Our current TV lineup is Jericho, The Middleman, Charlie Jade, and Firefly, which we didn't watch the first time around.
:: David (0:01 in Michigan, 6:01 in Paris) - Comment - View Comments
:: Friday, June 27 2008 ::
Sent the closing docs via FedEx overnight. Now we just have to hope there's no last-minute craziness on Monday.
:: David (17:03 in Michigan, 23:03 in Paris) - Comment - View Comments
Mmm. Martian asparagus. The Phoenix lander (which you can follow on twitter) has analysed Martian soil and found it "very friendly".
:: David (14:31 in Michigan, 20:31 in Paris) - Comment
The die is cast...
We have received the closing documents, which I suppose are important, but the key is the cash, and that has left the building...
|Date|| Description|| Amount|
|Jun 27, 2008|| WIRE TRANSFER OUT|| $15,045.17|
:: David (11:15 in Michigan, 17:15 in Paris) - Comment
:: Thursday, June 26 2008 ::
The supreme court is on a roll, as they have closed out the season with a series of rulings on punitive damages, gun control, and the death penalty. I'm sad about the Exxon ruling, which reduced the amount Exxon has to pay for the Valdez spill to 500 million. I don't know what to think about the ruling on guns, and the death penalty ruling, as distasteful as the subject is, seems to be the right decision.
:: David (13:19 in Michigan, 19:19 in Paris) - Comment
:: Wednesday, June 25 2008 ::
Wow - speaking of money making the world go round, there's a bill in Michigan that would grant the local monopolies a guaranteed 90 percent (yes, nine-zero) of the market for energy. It goes without saying that they have a faceless organization dedicated to passing the bill, and it seems the payoffs are working, as near as I can tell, because the reports I could find indicated some form of the rules are expected to pass into law. Thank goodness I'll be gone!

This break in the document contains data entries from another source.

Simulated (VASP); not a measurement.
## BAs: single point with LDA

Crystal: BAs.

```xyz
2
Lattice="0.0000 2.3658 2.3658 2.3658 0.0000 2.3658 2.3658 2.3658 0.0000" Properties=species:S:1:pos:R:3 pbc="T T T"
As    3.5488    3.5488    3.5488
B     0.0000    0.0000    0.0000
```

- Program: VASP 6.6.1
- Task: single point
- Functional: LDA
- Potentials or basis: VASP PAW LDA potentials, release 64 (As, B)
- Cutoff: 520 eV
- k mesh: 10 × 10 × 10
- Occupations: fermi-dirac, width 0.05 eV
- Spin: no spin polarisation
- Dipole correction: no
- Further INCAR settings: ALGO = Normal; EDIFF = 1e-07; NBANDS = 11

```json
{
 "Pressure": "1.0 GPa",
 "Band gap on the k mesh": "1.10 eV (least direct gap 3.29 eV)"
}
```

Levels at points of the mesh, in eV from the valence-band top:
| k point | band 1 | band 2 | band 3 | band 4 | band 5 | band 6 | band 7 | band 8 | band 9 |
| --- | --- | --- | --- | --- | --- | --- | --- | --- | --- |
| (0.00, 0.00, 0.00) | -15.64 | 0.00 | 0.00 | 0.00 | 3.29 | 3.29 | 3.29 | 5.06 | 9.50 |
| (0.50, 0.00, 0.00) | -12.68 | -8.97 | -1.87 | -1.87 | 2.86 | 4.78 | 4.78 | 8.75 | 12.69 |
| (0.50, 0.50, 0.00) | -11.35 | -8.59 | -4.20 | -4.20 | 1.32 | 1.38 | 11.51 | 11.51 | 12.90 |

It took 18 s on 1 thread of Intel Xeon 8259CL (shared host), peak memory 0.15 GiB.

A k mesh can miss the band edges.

:: David (10:03 in Michigan, 16:03 in Paris) - Comment
:: Tuesday, June 24 2008 ::
I ran across this great website called Free the Grapes!, which is devoted to making it easier to order wine from any state, and have it shipped to any state, without interference from laws dating back to prohibition. I have had the sad luck to find myself moving from a state with such laws, to a state with such laws. Wine.com will never be my friend at this rate. The website includes handy information on laws in each state, as well as contact info for your local representatives, and an alert system to let you know when laws of interest are coming up for a vote.
:: David (9:40 in Michigan, 15:40 in Paris) - Comment - View Comments
:: Monday, June 23 2008 ::
So over the weekend we went to see 'Two Gentlemen of Verona' performed in the local arboretum. It was, in my opinion, a really well done community play. A preview in a local paper covers the basics (and has a photo). It was interesting for me, because several of the people I went with had opinions on how the play should go, whereas I had no preconceptions, and found the whole thing to be perfectly acceptable. On some level I feel like this is the problem with elevating Shakespeare above where he was - suddenly the slapdash comedy is supposed to be a work of art. Regardless, it was a good time, and the setting was gorgeous - rolling meadows and the like.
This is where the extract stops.